Dáil debates

Wednesday, 21 January 2015

Workplace Relations Bill 2014: Report Stage (Resumed) and Final Stage

 

3:05 pm

Photo of Richard BrutonRichard Bruton (Dublin North Central, Fine Gael) | Oireachtas source

Amendment No. 14 is not appropriate as section 7(2) provides for the criminal liability of certain persons connected with a body corporate in certain circumstances in the case of offences under the Bill. Extending liability for the debts of a solvent company through the officers of a company would, I am advised by the Attorney General, be constitutionally suspect and represent a major departure in company law. The overriding principle of company law is that a director’s duties are owed to the company, not to individual shareholders or employees. If there is a breach of duty on their part which causes damage to the company, they can be sued and held liable for damages. Claims can be brought by shareholders or financial institutions or on a director versus director basis.

Liability may arise from lack of care and skill in the performance of a director’s duties, negligent advice or misstatement, any act which goes beyond the limits of the company’s constitution such as extensive borrowing, unauthorised payments, a failure to disclose the full extent of the director’s interests or a failure to comply with requirements that may involve a director or an officer in a personal liability. Company law penalties vary from restriction or disqualification orders to fines and periods of imprisonment.

The Companies Bill 2012 provides for a four-tier categorisation of most offences, with the exception of fraudulent trading and market abuse. The Bill also contains a new provision in section 872 whereby, following conviction for an offence under the companies Act, the trial judge may order that the convicted person should remedy any breach of the companies Act with which he or she was connected.

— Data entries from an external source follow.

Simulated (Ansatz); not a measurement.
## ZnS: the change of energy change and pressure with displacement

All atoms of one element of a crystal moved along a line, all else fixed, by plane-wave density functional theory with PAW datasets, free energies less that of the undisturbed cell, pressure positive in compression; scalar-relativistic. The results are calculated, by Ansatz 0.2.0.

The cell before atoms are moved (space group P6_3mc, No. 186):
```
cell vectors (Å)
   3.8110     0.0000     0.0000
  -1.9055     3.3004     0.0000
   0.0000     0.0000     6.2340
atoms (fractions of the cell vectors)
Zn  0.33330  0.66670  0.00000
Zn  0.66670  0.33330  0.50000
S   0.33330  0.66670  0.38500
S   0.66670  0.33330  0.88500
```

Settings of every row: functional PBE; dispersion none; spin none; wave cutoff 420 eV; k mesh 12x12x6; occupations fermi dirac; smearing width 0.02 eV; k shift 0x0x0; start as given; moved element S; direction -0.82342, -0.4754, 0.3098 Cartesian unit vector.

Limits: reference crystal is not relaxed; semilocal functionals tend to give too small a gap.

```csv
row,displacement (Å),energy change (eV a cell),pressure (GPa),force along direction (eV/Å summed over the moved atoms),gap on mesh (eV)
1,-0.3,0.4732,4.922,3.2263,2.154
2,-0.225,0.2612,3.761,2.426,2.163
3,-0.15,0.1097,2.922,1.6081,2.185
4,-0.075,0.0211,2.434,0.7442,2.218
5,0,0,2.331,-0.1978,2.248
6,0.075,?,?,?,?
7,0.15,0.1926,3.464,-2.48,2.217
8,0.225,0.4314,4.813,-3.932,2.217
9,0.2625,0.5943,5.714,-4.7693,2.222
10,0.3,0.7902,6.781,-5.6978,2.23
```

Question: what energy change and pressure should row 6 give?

In effect, the provision of the Companies Bill is more constitutionally robust rewording of section 3(8)(iii) of the 1963 Act, as amended in 2001. From a company law perspective, the proposed amendment challenges the entire principle of company law. If it were to be implemented, the doctrine of separate legal personality would become an exception rather than the rule. Having regard to the foregoing, I am not going to accept this amendment. In the Seanad I will be introducing an amendment to make it an offence to refuse to pay unless the respondent can show he or she is not in a position to pay. Prosecution is also possible under section 7 for conniving. This series of powers and offences goes some of the way, if not all of the way, to meeting the Deputy's concerns.